Actively avoiding things that are difficult has ruined my life. It feels very vain to admit that most things come easy to me and that I learn extremely quickly. On the surface, it sounds amazing to say that I haven’t struggled, and instead have excelled for most of my life. And that’s because of my little secret: if I wasn’t immediately great at something, I never did it again. I’ll also admit it’s nice that I have been able to rest on my laurels and that has gotten me to a good place in life, but it has also led me to a dead end.
I started incline walking a little over a month ago. I wanted to be in the “fat burn zone” to lose some weight, and for me that was a 10% incline at a 2 mph pace for 30 minutes. I hated it because I never got any better. My lungs hurts, my calves were burning during every session. Each time, my garmin would say that the workout was great for increasing VO2 max, like that made up for my 30 minutes of misery. After one month, to stay in the “fat burn zone” I now have to either increase my speed or increase the incline. My lungs still hurt (though not as much because my heart rate is much lower now), my calves still burn. And for the first time I had the thought “is this what training feels like, this satisfying?” I feel like I finally understand the satisfaction of progress.

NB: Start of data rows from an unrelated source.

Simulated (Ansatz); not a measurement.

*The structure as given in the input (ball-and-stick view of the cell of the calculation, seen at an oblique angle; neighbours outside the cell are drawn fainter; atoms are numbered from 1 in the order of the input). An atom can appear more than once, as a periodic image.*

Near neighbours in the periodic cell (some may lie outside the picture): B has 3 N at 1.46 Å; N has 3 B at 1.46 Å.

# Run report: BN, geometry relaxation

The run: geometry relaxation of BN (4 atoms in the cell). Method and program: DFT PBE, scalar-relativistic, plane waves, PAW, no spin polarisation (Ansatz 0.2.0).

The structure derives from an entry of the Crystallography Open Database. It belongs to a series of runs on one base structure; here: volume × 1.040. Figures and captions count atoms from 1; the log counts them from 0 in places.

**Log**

I do not put myself in positions to get better at things, and if I do I rarely stick with them long enough to see much results especially when it feels like nothing is changing. I finally understand how it feels to build something and see it grow even if that growth is mostly invisible. I have robbed myself of this experience for my life so far because I could not see the utility in it. People who have no other choice but to build may think they’re at a disadvantage, but being able to stick it out and see the work build on itself is so powerful and ultimately makes you a much stronger person. I have been taking the easy way out until now.
Does it make my incline walk any easier? I wish. But another month from now who knows where I’ll be. In the meantime, walking has helped me get back into studying Japanese and inspired me to start writing again (writing is one of the things I’ve avoided….). Not giving up on one thing I’m okay-ish at is the best thing I’ve done for my entire life. It brings so much more growth than leaning into things you are already amazing at.